SoCal FIREZONE – In Ventura County, fire crews battled on two fronts as the 90,000-acre Simi fire threatened exclusive canyon communities on the Los Angeles County line, and firefighters were credited with saving Fillmore from a 50,000-acre blaze that marched to the city limits.
No more homes were burned, authorities said, keeping at 30 the number of structures damaged or destroyed during the Simi fire, which began Friday night near Santa Clarita.
The fiercest firefight occurred shortly after daybreak Monday at the easternmost end of Simi Valley, near the equestrian community of Santa Susana Knolls and rugged Box Canyon, an eclectic mix of aging wooden cabins and whitewashed million-dollar homes.
There, 900 exhausted firefighters, who had been on the front lines for days, joined air tankers, helicopters and bulldozers to confront a huge blaze that jumped the Ronald Reagan Freeway and headed south.
That prompted mandatory evacuations in a cluster of canyon and hillside communities straddling the border of Ventura and Los Angeles counties, including parts of the Chatsworth area of Los Angeles.
Asia Carrera, an adult film actress who lives in a Chatsworth townhome, fled with her two cats in her metallic blue Corvette. She packed some clothes and her computer because she also runs an online porn business.
She said she lived in Calabasas during the Calabasas-Malibu fire in 1993. “I’ve been through it before, but this is a lot bigger,” she said. “I didn’t sleep at all last night. I read all night. I sat by the window and looked at the sky glowing red.”

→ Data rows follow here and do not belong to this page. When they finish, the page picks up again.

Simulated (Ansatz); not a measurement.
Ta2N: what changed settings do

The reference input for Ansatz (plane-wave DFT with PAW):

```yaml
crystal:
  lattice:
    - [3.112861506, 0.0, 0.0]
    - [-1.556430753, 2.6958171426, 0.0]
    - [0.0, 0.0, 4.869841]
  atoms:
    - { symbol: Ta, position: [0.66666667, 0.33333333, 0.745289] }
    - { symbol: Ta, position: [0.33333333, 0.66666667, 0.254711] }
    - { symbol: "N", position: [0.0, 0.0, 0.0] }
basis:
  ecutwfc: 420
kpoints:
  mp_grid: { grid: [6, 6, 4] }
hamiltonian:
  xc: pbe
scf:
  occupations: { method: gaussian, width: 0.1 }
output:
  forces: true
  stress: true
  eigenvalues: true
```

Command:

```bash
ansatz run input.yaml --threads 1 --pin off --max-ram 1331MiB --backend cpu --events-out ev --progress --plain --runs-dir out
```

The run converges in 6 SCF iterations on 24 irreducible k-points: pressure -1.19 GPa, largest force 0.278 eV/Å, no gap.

In a neighborhood just north of the Ronald Reagan Freeway, sheriff’s deputies were helping Ana and Monte Cox, a couple who train exotic animals for film projects. They had a Bengal tiger, two lion cubs and a cougar that they had evacuated from San Bernardino because of the fire there, and were being forced to move again. This time, they said, the animals were being taken to presumed safety in Northern California.
Twenty miles north, an additional 800 firefighters struggled to keep a separate wildfire in Los Padres National Forest from spreading and destroying homes in nearby Fillmore and Piru.
The fire, which began Thursday near Lake Piru, was 90% contained at 1,250 acres early Sunday. But late Sunday, swirling Santa Ana winds blew it out of control, forcing fire crews to burn strips of vegetation around homes to save them. By Monday morning, the fire had consumed 50,000 acres and was only 5% contained.
The Piru fire burned hundreds of acres at the southern edge of the Sespe Condor Sanctuary, and fire crews were trying to prevent it from pushing westward across Sespe Creek and heading toward the high mountains that ring Santa Paula and the Ojai Valley.